Alliance Group Chairman Murray Taggart
A visit to Murray Taggart's North Canterbury property
Murray and Gina Taggart farm 666ha in North Canterbury, a sizeable portion irrigated from the Waimakariri Irrigation Scheme, with sheep, cattle and cropping. Murray was born and brought up on the farm and went farming on his own account from 1990 onwards, initially buying 193ha of dry land from members of the family. The first irrigation water was delivered in 1999 and that dictated a considerable change in farm policy towards intensive cropping.
A former meat and fibre national chairman of Federated Farmers, Murray has been a director of Alliance for 10 years, in two periods, and chairman for the past two. Murray and Gina have a son Roscoe, aged 24, working on the farm; and a daughter, Linda, 22, who works for Rabobank in the Invercargill office.
Murray Taggart is from a farming family in North Canterbury, attended Christchurch Boys High School and then Lincoln University, graduating in 1983 with a Bachelor of Agricultural Science. He worked for seven years with the ANZ Bank, initially in Christchurch, then Dunedin and finally in the Wellington head office from 1987 through the major deregulation of farming and credit squeeze.
Murray was a Nuffield Scholar in 1996 and reported on NZ meat marketing in European markets.
He was firstly North Canterbury Federated Farmers meat and fibre chairman and then national meat and fibre section chairman and national board member from 2000 to 2002.
Murray is also a director of Ballance Agri-Nutrients (since 2009) and was 15 years as a director of CRT Society. He was on the Alliance board as a farmer representative from 2002 to 2007, was voted off and stood again successfully in 2010, becoming chairman in 2013 on the retirement of Owen Poole former CEO and chairman.

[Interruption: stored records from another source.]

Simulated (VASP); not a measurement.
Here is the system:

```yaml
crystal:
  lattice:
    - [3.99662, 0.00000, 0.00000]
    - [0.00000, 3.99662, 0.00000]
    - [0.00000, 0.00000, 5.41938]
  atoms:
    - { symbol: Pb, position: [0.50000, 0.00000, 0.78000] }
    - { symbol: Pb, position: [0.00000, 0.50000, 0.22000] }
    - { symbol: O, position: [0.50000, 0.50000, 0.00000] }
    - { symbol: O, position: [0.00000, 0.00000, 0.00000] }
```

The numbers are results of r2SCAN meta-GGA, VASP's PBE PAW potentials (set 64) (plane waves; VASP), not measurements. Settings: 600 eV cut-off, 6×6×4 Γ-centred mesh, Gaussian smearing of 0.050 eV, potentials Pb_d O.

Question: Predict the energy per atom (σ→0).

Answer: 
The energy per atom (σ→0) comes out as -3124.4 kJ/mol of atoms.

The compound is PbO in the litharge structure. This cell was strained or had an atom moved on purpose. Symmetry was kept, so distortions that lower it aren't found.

In 1990, after Murray and Gina had tried unsuccessfully a number of times to purchase a stepping stone farm, the opportunity came to go farming on the home property. They lived frugally while saving a deposit with a goal to be farming before Murray was 30. His brother was on the family farm but he decided to go commercial fishing and so the opportunity to purchase 193ha from the family came up, plus leasehold land from the family, making 319ha in total.
They ran 2000 Corriedale ewes and replacements, for their ability to withstand the dry seasons, and grew two paddocks of barley. As a measure of the earning capacity, the Taggart’s combined gross income during their last year in Wellington was two-thirds of the farm in their first year. One month after beginning farming, the Wool Board stopped the minimum price scheme and prices crashed overnight.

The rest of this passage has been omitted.